A skeptical public is now looking out for clues to the safety of AVs as car companies (and governments) race to roll them out fast as they can. So far, they’re not reassured. A 2017 survey by the Pew Research Center found less than half of Americans actually want to ride in a driverless car—42% of Americans cited a “lack of trust” as the reason. Since asking the question in 2014, there has been little shift in public attitudes.
It’s not that humans are all that safe. Every year, cars kill more than 1 million people worldwide. In the US, human error is behind 94% (pdf) of the 37,000 deaths on US roads each year. But it’s still far from clear whether self-driving cars can really be any safer (despite claims from companies like Tesla).
Statistical comparisons of self-driving miles traveled are still not comparable with the entire population of regular drivers, as AVs are severely limited in the places and conditions in which they currently operate. Counterexamples have left an indelible impression, such as the video of a Uber’s autonomous Volvo (with a safety driver behind the wheel) striking and killing a woman at night in Tempe, Arizona last March. There have also been at least three lethal accidents involving Tesla drivers handing over too much control to their cars’ Autopilot systems.

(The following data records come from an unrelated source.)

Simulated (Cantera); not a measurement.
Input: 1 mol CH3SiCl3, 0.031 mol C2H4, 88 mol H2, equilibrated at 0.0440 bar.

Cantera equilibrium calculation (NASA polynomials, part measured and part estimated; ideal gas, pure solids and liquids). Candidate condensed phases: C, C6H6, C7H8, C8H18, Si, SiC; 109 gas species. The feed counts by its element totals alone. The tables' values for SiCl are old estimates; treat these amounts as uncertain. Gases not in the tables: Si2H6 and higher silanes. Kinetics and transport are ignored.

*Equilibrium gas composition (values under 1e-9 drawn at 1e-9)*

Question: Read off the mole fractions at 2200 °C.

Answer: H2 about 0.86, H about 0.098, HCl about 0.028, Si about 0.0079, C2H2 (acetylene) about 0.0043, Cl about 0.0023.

Bryant Walker Smith, a law professor at the University of South Carolina who studies the implications of autonomous vehicles, wrote that these incidents have occurred “uncomfortably soon” in the history of automated driving. AVs are still nowhere near today’s human safety standard of one fatality for every 100 million vehicle miles traveled in the US.
But we are now entering a world in which computers will make judgments for us in inherently uncertain and potentially deadly situations. They will be wrong more often than we have come to expect of today’s automated systems in factories and airliners. The unpredictable environment of the open road is far more complex than inside a building or in commercial airspace.
That makes safety regulation an existential question for the industry. Steve Shladover, a research engineer at the University of California, Berkeley, says Boeing’s failures suggest a more muscular regulatory body is needed to avoid mistakes like Boeing’s. The $211-billion company, with decades of experience launching rockets and manufacturing airplanes, somehow overlooked basic design principles of automated vehicles. Pilots of the downed 737 Max aircraft were given few options to save themselves. Boeing stuck with paper manuals (paywall) rather than update its cockpit display with electronic systems, as they would have triggered more pilot training. The Lion Air pilots on the tragic Indonesia flight were flipping through the manual as they fought to regain control of the jet which crashed into the Java Sea, killing all 189 people aboard.
“I expect that many of the people working on automated driving systems are thinking more carefully about these things in the aftermath of the Boeing experience, hopefully reducing the risk of similar problems on our roads,” Shladover said over email. “We do need meaningful independent regulatory oversight of the developers of automation systems and can’t just depend on them to police themselves.”
It’s unlikely this sort of regulation will come from the US. For years, and especially under the Trump administration, corporations have increasingly been left to oversee themselves. The FAA has steadily handed over aspects of its airworthiness certification process to airplane manufacturers. In the case of the 737 Max flight software, the FAA approved a team of Boeing’s own engineers to “conduct inspections and tests and issue certificates on behalf of the FAA.” The agency later approved Boeing’s findings. The US government is now conducting a criminal investigation and reviewing the FAA’s certification process of the 737 Max.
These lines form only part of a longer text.